If you’ve ever traveled to Germany, there’s a good chance you’ve seen tiny pieces of the Berlin Wall for sale at a souvenir shop. But the wall is gone – so where did these colorful pieces come from?
After the East German border was opened up nearly 30 years ago, countless people made their way to the wall, equipped with pickaxes and sledgehammers. They tirelessly chipped away at the wall. Their motivations varied, but in general such a person was called a Mauerspecht.
In German, Mauer means wall and Specht means woodpecker. A Mauerspecht, therefore, refers to a person who chips away at a wall (specifically, the Berlin Wall, since the word arose in this context and had never been used before). The closest English equivalent would be the word “stonepecker.”
After the border was opened, many Germans flocked to the wall, eager to help break apart the object that blocked their freedom for so long. To many, chipping at the wall was an emotional act in which they gained power over a restrictive barrier that was now a symbol of their triumph. Previously, this concrete structure was representative of the political system that confined and controlled the people in the GDR through fear, which made it even more satisfying for the wall’s former victims to break it apart themselves.
Naturally, some Mauerspechte gathered wall pieces to sell as souvenirs. Others were merchants who gathered and sold much larger pieces or quantities of the wall. And some – like contemporary artist Horst Walter – used wall pieces to create memorials of a world that no longer existed.
Many other contemporary artists were also inspired by the wall, including Berlin-based artist Yadegar Asisi, who lived in Berlin’s Kreuzberg district in the 1980s. Asisi created many of the largest 360-degree panoramas in the world, among them an enormous panorama of a Berlin divided by the wall. During a visit to Germany in 2013, First Lady Michelle Obama took her daughters to visit Asisi’s panorama in Berlin.
Another notable destination in Berlin is the Wende Museum, which features wall pieces and memorabilia gathered by a notable Mauerspecht named Alwin Nachtweh.

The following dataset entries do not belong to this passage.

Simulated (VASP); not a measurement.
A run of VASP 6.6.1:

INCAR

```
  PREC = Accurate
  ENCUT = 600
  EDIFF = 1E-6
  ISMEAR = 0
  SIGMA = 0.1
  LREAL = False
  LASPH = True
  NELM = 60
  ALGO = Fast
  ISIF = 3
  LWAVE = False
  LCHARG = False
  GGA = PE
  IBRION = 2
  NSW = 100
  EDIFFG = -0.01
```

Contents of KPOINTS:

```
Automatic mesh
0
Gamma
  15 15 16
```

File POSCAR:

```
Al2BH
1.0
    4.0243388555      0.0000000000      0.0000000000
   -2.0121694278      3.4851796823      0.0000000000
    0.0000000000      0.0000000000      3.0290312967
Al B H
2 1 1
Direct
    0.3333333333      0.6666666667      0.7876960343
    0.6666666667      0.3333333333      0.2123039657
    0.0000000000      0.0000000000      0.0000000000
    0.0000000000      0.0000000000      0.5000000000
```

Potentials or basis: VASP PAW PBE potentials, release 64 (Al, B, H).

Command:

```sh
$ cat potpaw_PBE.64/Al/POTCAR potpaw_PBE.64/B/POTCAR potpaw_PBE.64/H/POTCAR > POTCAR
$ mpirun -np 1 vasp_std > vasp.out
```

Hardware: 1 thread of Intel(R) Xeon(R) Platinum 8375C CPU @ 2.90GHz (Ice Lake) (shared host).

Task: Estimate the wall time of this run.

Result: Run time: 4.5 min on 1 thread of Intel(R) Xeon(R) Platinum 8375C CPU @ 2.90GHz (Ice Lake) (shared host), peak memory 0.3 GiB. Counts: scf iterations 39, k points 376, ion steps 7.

But the first – and possible most famous – Mauerspecht was John Runnings, who in English was referred to as both “The Wall Walker” and “The Father of the Stonepeckers.” Runnings was an American peace activist who spent years campaigning against a divided Germany. He was the first person to chip off a part of the Berlin wall, and the first piece he removed is currently displayed at the Checkpoint Charlie museum in Berlin.
Many people soon followed his lead, but not everything always went smoothly: on August 31, 1990, 14-year-old Christoph-Manuel Bramböck lost his life while chipping away at the wall after a piece of loose concrete fell on him. A memorial site was erected in his honor by the Stiftung Berliner Mauer in 2009.
Today, remnants of the work done by Mauerspechte can be found throughout the world in museums and art galleries, many of which are in the United States. From the Wende Museum in California to the Newseum in Washington, D.C., broken segments of the wall are scattered throughout as a reminder of the triumph of a reunified Germany.